Last week, U.S. Sen. John Cornyn, R-Texas, proposed a bill to make Juneteenth a federal holiday. The proposal failed, but we expect it to succeed when the Cornyn tries again. And we hope he will.

Juneteenth remembers June 19, 1865, when Union soldiers arrived in Galveston, Texas, with news that President Abraham Lincoln's Emancipation Proclamation had abolished slavery more than two years earlier.

There is much public support for Cornyn's measure. Forty-seven states and the District of Columbia already recognize Juneteenth as a holiday. Texas was the first to do so in 1980. This year, J.C. Penney, the National Football League, Twitter and Newsweek all announced plans to observe the holiday with varying levels of paid time off, according to National Public Radio.

The idea has wide support among lawmakers too. Democratic congresswoman Sheila Jackson Lee of Houston has proposed a similar measure in the House, where more than 150 members have signed on as cosponsors. Cornyn teamed with Sen. Ed Markey, D-Mass., to write the bill, and requested its adoption on July 22 by unanimous consent in the Senate. The unanimous consent piece was what got it in trouble.

That procedure allows the Senate to move more quickly than the process used to bring many bills to the floor. It's a shortcut, a way to fast-track something that should be uncontroversial. But it also means that one senator's dissent can prevent the bill's passage. In this case, the dissenter was Sen. Ron Johnson, R-Wis. Johnson acknowledged the importance of Juneteenth but objected to the cost of adding a paid holiday for federal workers. To his credit, Johnson proposed swapping Juneteenth for Columbus Day.

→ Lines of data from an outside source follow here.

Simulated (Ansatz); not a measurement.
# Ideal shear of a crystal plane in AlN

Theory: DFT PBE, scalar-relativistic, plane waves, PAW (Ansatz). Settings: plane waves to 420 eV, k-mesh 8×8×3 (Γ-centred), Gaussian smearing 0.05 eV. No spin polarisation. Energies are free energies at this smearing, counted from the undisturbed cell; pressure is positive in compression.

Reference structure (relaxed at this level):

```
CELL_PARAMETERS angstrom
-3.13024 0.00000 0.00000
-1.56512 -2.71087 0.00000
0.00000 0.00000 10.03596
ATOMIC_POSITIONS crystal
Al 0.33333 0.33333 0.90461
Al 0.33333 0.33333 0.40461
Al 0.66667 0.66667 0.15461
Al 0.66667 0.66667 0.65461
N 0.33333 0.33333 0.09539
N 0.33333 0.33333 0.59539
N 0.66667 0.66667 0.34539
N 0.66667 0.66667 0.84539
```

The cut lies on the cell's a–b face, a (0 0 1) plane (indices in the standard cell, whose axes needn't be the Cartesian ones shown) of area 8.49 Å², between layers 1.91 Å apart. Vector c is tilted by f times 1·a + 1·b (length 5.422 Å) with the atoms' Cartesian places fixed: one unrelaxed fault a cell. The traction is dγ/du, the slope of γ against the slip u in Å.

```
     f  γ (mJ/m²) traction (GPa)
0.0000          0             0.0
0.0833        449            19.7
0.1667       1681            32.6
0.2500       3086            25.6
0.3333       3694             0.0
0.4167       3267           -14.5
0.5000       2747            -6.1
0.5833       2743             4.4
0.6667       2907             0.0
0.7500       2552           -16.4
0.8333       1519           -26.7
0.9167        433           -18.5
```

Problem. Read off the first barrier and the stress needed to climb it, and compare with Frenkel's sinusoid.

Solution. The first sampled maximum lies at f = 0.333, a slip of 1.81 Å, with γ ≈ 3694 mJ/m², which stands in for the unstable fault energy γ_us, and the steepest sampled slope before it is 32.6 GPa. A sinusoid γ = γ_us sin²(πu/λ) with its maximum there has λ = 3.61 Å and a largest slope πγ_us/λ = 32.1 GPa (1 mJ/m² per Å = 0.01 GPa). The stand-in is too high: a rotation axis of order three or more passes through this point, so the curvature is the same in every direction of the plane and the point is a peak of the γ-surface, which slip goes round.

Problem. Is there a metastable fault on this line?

Recognizing Juneteenth is the right thing to do, and we support it. But in our current political climate, we're not surprised that even something so patently commendable stirs up snark. Some Democrats questioned Cornyn's motives. Rep. Marc Veasey, D-Texas, went so far as to suggest that Cornyn and Johnson were in cahoots to introduce but spike the measure.

We'll leave the motive-judgment to Veasey. For our part, we'll simply point out that Cornyn doesn't have to take no for an answer. He can and should reintroduce the bill. And we'll note the fact that this is a delay in the adoption of a holiday that, itself, marks the delivery of long-delayed news. The right thing to do now is push it forward again.